I totally realise that this post title is terrible SEO but I really don’t care.
The past few months have been extremely challenging for me, and time and time again I have found myself in new and stressful situations where I don’t know what to do. Where I’m so scared of messing up that I end up sitting for hours, accomplishing nothing, purely because I am worrying so much about messing up.
These past few months have seen my personal life absolutely fall to pieces, while my workload increases and academic deadlines approach. I was panicking about absolutely everything under the sun. Last week I cried because I couldn’t find an outfit for work, I also had a near breakdown about putting on 3lbs. Three measly pounds almost sent me toppling over the edge.
It has only been the past few days that I’ve managed to see past this cloud of worrying and self-doubt and actually put plans in place to start rebuilding my life, and improve and be the best I can be in all areas of it. I know I’m capable of accomplishing the tasks set in front of me, I just needed to wake up and bloody realise that and take it one step at a time.
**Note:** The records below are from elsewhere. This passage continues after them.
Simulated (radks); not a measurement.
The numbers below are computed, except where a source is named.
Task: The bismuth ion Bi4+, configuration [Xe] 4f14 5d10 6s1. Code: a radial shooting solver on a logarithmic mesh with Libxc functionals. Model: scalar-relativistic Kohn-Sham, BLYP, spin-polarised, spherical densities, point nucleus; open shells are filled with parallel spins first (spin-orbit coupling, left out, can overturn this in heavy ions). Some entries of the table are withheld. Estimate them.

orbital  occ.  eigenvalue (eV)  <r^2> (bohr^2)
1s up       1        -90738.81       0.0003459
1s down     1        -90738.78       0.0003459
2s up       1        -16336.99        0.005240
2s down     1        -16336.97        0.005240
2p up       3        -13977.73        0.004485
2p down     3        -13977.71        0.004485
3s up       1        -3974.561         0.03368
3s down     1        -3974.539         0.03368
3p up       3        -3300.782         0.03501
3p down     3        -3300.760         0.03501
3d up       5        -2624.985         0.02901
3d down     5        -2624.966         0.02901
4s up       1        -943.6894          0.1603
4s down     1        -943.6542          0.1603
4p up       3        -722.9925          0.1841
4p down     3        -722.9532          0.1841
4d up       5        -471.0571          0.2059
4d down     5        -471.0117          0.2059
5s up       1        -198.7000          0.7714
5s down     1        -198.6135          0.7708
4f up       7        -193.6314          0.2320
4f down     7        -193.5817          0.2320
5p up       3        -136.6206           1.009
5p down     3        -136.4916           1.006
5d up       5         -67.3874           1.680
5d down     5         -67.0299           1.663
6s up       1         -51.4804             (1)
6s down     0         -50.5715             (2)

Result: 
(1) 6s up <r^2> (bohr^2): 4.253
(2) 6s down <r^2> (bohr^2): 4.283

If you feel like you’re drowning in your own life, here’s how I’ve handled it: I got a notepad and I wrote down absolutely everything I need to get done, breaking tasks down into the individual stages, and setting realistic times to accomplish them. Instead of thinking ‘I have to finish my entire essay today’, I will put separate tasks for research, writing a conclusion, etc. No matter how trivial the task, it goes on the list. Even if it’s buying toothpaste, get it written down.
Then, at the end of the day when I start thinking I haven’t done enough, I can see that I have, and I did, and that I AM going to meet my deadlines and I AM going to smash all my projects.
What’s also helped me are the people around me. Having someone tell you you’re not insane, and you are capable when you feel worthless means the world.
Lastly, I took the massive step in starting the process to move away. Not to the ends of the earth, just out of the small town I grew up in. I felt trapped and desperately needed a change, so, fingers crossed all the paperwork goes through, I’ll shortly be moving into a shared house just up the road from Brighton! I can’t contain my excitement for this, and will be sure to post updates and some wee homewares hauls ASAP.